Charlotte’s first poet laureate creates ‘music in language’ through his love of poetry
When Junious “Jay” Ward was in sixth grade, he entered a writing contest at his school in a tiny North Carolina town north of Rocky Mount.
This was in the early 1980s, around the same time of major restoration work for the Statue of Liberty. A local radio station wanted kids from his grade level to write songs or poems about bringing awareness to the restoration.
Ward won the contest after writing a rap song and recording it on a cassette tape. ”The process of writing it awakened something in me, and I started pursuing rap and writing poems.”
Accolades of a different kind came in April, when the slam poet and poetry advocate was named the city of Charlotte’s first poet laureate at an event hosted by Blumenthal Performing Arts.
Poet laureate finalists were assessed not just on their past literary experience, but their advocacy for the arts and their ability to fulfill duties of the role. The two-year post comes with a $2,000 stipend from the city.
Ward said he is taking it upon himself as the city’s first poet laureate to help define the role “to figure out what’s possible, and to create pathways to success for future poet laureates.”
Lessons from Langston Hughes
Ward, 47, was born in Poughkeepsie, N.Y. When he was 5, his family moved to Rich Square, a 3-mile-square town about an hour’s drive northeast of Rocky Mount.
He credits his middle school English teacher, Cecilia Tudors, for exposing him to Langston Hughes and other Harlem Renaissance giants.
“Langston Hughes infused the rhymes of jazz into his cadence,” he said. “I was drawn to that. I didn’t know what that meant at the time, but it sounded really cool.”
Tudors also read to her class every week.
“She read ‘Where the Red Fern Grows,’ and I’m seeing everything. I’m getting involved in the story, and the story is (becoming) a movie in my head, which is what good literature does,” Ward said. “It really showed me what spoken word could do, and what the sonic nature of reading prose or poetry can do.”
Around that time, hip-hop artists like Nas and Black Thought, co-founder of The Roots along with drummer Questlove, infused pop culture and had a profound effect on Ward.
“I wanted to create music in the language. So a lot of my rhythm and cadence comes from that desire for the words to be able to stand on their own, and when they’re heard, to have their own music.”
He attended Elizabeth City State University, and after college, he moved to the Washington, D.C. area. D.C. was his home for the next 23 years, mainly working as a telecommunications project manager.
For the first decade or so, Ward took a hiatus and didn’t write anything.
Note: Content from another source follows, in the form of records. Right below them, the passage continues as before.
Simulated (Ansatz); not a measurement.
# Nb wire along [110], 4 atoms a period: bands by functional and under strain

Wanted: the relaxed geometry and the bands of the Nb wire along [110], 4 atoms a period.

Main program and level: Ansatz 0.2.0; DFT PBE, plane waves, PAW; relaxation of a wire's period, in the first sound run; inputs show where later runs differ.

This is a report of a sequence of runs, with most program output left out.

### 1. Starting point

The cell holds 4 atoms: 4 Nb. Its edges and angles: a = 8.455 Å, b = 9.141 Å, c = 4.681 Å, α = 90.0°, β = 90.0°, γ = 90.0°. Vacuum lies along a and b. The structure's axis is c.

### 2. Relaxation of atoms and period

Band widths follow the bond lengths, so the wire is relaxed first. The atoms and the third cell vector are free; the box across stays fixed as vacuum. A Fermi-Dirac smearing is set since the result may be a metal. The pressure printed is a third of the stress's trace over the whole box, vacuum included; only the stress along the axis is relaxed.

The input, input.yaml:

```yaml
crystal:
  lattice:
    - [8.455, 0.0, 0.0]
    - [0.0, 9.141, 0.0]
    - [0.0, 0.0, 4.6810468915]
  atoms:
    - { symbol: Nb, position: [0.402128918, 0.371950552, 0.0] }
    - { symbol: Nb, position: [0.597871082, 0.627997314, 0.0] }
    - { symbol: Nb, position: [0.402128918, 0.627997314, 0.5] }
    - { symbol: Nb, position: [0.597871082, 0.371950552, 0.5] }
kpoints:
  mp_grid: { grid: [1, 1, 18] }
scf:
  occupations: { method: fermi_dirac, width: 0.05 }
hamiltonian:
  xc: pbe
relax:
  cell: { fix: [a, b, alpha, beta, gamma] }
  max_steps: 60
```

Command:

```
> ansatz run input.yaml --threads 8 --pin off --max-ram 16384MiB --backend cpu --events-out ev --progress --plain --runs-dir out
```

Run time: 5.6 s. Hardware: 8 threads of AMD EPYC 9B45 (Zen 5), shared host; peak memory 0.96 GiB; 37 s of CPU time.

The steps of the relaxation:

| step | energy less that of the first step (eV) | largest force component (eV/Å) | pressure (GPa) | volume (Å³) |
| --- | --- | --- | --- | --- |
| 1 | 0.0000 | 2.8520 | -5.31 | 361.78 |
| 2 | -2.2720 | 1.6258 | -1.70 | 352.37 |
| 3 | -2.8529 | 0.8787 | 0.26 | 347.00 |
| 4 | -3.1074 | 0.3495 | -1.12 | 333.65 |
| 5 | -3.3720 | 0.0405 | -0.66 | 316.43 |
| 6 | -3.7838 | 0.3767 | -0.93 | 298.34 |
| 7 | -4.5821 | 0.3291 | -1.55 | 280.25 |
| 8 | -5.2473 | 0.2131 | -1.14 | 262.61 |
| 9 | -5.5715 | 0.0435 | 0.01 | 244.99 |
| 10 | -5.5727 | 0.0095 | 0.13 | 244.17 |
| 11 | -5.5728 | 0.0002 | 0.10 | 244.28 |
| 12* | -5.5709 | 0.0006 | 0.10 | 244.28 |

“Those years, it just felt like something was missing,” he said. “I tried stamp collecting, and coin collecting, and I thought I needed a hobby.” None of those stuck.
Ward eventually joined a poetry group, then attended open mic sessions where people were performing spoken word. “From then,” he said, “I started writing again.”
Neighborhood influences
In 2006, Ward moved to Charlotte.
He considers his three nieces and nephews from a previous marriage as his own kids. (They are now all in their twenties.) “When my kids started getting older, in middle school and high school, I started to see the world politically through their eyes.
“As artists, as poets, we are translating the world and handing it back to people, so what we write about is influenced by what’s happening around us,” Ward said. “If we’re writing about the beauty of a bird, even in that, we can’t help but be influenced by what’s happening in Ukraine…
“We can’t help but be influenced by what’s happening in our neighborhoods. All that is somehow in the poem, even if it’s not perceptible, it is somehow influencing the way that you’re writing or the way that you’re creating art.”
Writing and performance topics
Ward has written and performed pieces on gentrification, police violence and life as an African American.
At a 2020 performance in St. Louis, Ward dedicated his poem “Bees” to “the Black boy who was shot in front of Burger King in Charlotte” — a reference to Danquirs Franklin, who was shot and killed by a Charlotte-Mecklenburg police officer in 2019.
Ward also is the author of Sing Me a Lesser Wound, a micro poetry book, and is a national and individual World Poetry Slam champion.
His poems have been published in DIAGRAM, Columbia Journal, The Amistad, Diode Poetry Journal and other publications.
Ward’s current work, “Composition”, is a full-length book of poems that explores the historical perceptions of Blackness and biracial identity through a Southern lens. It will be released in February.
And Ward is program director for BreatheINK, a nonprofit that supports positive self-expression for youth through poetry.
Increased visibility
Ward remains active around the area.
For Juneteenth, he performed at an event in Indian Trail. And he recently participated in a panel discussion as part of “Close to the Edge: The Birth of Hip-Hop Architecture,” an art installation at the Projective Eye Gallery on the UNC Charlotte Center City campus.
“The difference in having the actual (laureate) position is that (poets) have a little bit more visibility and leverage with the people who can make change…” he said, “the people in the city and the organizations that are in the city.”
Ward also plans to work to create or strengthen partnerships with Charlotte Lit, the Arts & Science Council, and local schools and libraries.
“I want poetry to grow and flourish,” he said. “There are a ton of artists doing that work already. Maybe we can put them in a better position to do more work.”
Ward will hold the poet laureate position for two years.
“I’m excited that there’s a position because there’s someone after me, and someone after them,” he said. “Poetry will be in good hands for years to come.”